While last week’s cliffhanger, in which Bell, Hestia, and Ais literally fell off a cliff, hinted at more action and peril in the finale, we end up with no such thing. My expectations were duly subverted; thank you, DanMachi! The episode skips to the part where Ais has already effortlessly saved everyone, and Hestia is in bed recovering from a fever.
They end up in a gorgeous mountain village, whose mayor Karm and daughter Rina are more than happy to host a goddess. When Rina proves more than capable of taking care of her, Hestia puts Bell to work helping the villagers prepare for their harvest festival. Ais joins him, donning some very fetching village garb.
So…what’s the twist? Isn’t everyone in this village a bit too kind? When does the other shoe drop? Well, it doesn’t. Bell and Ais never encounter any more enemies, be they Ares’ children or anyone else. The village doesn’t even have a dark secret; the scales of the legendary Black Dragon are on proud display for all to see, their mere presence keeping monsters away and enabling the village to prosper. Ais gives them the stink-eye, but that’s all.
The lack of any classic conflict allows the episode to be a meditation on the goddess-child relationship, represented in the present by Hestia and Bell, and in the past by Karm and his goddess Brigid. Once a brash young adventurer himself, he and Brigid loved one another, so much so that she saved his life at the cost of returning to heaven.

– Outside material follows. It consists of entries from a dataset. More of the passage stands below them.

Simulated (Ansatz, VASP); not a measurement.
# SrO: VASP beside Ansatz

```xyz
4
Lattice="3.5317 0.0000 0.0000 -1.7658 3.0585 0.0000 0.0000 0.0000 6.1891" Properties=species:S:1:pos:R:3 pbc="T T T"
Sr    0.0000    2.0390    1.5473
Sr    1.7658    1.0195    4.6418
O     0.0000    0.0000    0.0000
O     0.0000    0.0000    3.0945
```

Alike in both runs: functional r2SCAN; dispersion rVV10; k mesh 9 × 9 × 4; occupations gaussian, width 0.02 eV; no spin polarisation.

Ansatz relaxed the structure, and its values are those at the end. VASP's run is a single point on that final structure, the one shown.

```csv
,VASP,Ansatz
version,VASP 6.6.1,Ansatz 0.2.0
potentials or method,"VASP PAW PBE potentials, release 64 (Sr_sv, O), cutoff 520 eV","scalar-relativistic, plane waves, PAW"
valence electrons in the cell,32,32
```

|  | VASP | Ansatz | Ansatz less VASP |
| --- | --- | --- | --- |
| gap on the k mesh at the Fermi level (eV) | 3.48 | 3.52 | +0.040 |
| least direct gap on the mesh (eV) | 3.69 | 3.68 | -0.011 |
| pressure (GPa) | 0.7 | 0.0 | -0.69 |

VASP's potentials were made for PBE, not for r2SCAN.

Filled with grief and regret, he swore never to take a wife and instead adopted Rina, who keeps him going. But as his life continues to wind down, he impresses upon Bell the importance of honoring and protecting his goddess at all costs.
Bell takes that to heart when a recovered Hestia joins him and Ais at the festival. Rather than bookending DanMachi with Bell-Ais dances, Bell remembers Karm’s words and how he spurned Hestia last week by saying the wrong thing, and formally asks her for a dance.
The fun is interrupted by Rina, who brings Hestia back to speak to Karm, who is very near death. While everyone around her is weeping, Hestia maintains an ethereal calm about the whole thing, keeping things light and upbeat as she speaks to Karm.
Turns out she and Brigid were best friends (though, like Loki she used to call her a shrimp), and she lets her hair down so Karm can see her as Brigid with his failing eyes, calling him to join her in heaven. Bell can’t help but weep as Hestia shuts the departed Karm’s eyes—he can’t help but see his own future in the scene.
Bell wanders off on his own, but is soon found by Hestia, who suspects he’s worried about their very lifespans and resultant perspectives on time. But she tells him not to overthink things. If he wants to be with her—and he very much does—then there’s nothing to worry about. She’ll be with him, all throughout his life, even when he grows old.
Even when his soul rises to heaven, is wiped clean, and returns to earth as someone else. She’ll simply find that person and ask them to be in her Familia. There’s no need to fear their love for each other, because even if his body isn’t eternal, she, and that love, most certainly are.
With that, Bell, Hestia, and Ais return to Orario. They vow to return to the village—I can’t blame them, place was super-cozy—and Ais has Bell promise to bring her along, inviting Hestia’s ire. Haruhime invites it too when she welcomes bell home with a big hug.
As action-packed, world-changing finales go, this…wasn’t that. In a way, it was something better—or at least far truer to what a goddess like Hestia is all about: the warmth and comfort of the hearth, and the kindness and love of a happy home.